HSBC has decided to keep its headquarters in the UK, following speculation the bank was considering a move to Hong Kong. The company, which employs about 5,000 people at its London base, launched a review in April on where it should be based in response to sweeping reforms in the banking sector.
It said the decision to remain was unanimous, adding in a statement: “London is one of the world’s leading international financial centres and home to a large pool of highly skilled, international talent.
“It remains therefore ideally positioned to be the home base for a global financial institution such as HSBC.”
HSBC had been concerned about tax changes, implemented since the financial crisis, which were costing banks hundreds of millions of pounds a year.

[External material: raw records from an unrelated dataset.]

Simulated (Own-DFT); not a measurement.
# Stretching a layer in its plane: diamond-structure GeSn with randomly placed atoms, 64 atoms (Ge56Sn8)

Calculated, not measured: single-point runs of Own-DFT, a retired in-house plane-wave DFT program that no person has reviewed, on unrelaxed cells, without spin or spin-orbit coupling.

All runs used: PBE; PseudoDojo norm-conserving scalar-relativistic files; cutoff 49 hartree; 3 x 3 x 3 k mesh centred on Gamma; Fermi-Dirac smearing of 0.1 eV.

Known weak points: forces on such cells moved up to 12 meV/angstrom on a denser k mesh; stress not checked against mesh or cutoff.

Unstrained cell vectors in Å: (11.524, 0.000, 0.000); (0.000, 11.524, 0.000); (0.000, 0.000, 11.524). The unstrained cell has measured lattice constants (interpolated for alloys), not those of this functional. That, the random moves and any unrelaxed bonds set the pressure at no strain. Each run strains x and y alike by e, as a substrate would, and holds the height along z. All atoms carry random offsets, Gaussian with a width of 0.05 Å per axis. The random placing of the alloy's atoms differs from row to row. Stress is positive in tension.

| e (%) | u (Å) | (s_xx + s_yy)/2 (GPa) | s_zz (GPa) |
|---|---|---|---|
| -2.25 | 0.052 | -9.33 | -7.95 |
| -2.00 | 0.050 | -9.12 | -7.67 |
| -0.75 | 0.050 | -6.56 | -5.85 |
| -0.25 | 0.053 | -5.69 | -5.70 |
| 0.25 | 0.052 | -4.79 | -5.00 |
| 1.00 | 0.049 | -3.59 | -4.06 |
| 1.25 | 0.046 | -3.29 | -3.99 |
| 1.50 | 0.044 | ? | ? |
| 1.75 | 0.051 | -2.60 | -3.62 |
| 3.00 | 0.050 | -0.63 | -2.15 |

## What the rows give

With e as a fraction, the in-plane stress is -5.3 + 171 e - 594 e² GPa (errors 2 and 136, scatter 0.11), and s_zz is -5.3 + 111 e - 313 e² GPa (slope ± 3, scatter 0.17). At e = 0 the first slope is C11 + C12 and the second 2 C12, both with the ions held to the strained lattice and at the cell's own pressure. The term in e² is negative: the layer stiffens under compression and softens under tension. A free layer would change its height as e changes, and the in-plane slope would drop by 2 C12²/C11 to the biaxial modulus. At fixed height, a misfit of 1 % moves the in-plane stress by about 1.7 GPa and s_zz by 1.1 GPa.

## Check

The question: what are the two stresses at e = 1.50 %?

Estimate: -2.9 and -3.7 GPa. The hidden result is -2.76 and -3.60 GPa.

However, a move by Chancellor George Osborne to make reforms to the banking taxation system – reducing HSBC’s long-term bills – will also have incentivised the bank to stay put.
A spokeswoman for the Treasury said it welcomed HSBC’s decision, and claimed it amounted to “a vote of confidence in the Government’s economic plan”.
HSBC was based in Hong Kong until 1993 – but the recent market and economic turmoil in China is likely to have been a factor in the decision not to return.
Analysts had predicted that such a move would have cost HSBC between $1.5bn and $2.5bn (£1.03bn and £1.72bn).
The bank has stressed that Asia “remains at the heart of the Group’s strategy” – and plans to invest more into southeast Asia and China’s Pearl River Delta are intact.
“Having our headquarters in the UK and our significant business in Asia Pacific delivers the best of both worlds to our stakeholders,” HSBC Group’s chief executive, Stuart Gulliver, added.
On Saturday, Sky’s City Editor Mark Kleinman reported that HSBC will stop reviewing the location of its headquarters every three years – in part because of the resources, cost and management time involved in each exercise.
In its statement confirming plans to remain in London, the bank confirmed it will “only revisit the matter if there is a material change in circumstances”.
HSBC is due to announce its annual results on 22 February.
Shares in the group have fallen 18% since the start of 2016 – and are down more than 30% compared to April 2015, when the HQ review began.
The bank is currently in the process of cutting 50,000 jobs – or about a fifth of its global workforce – by the end of 2017.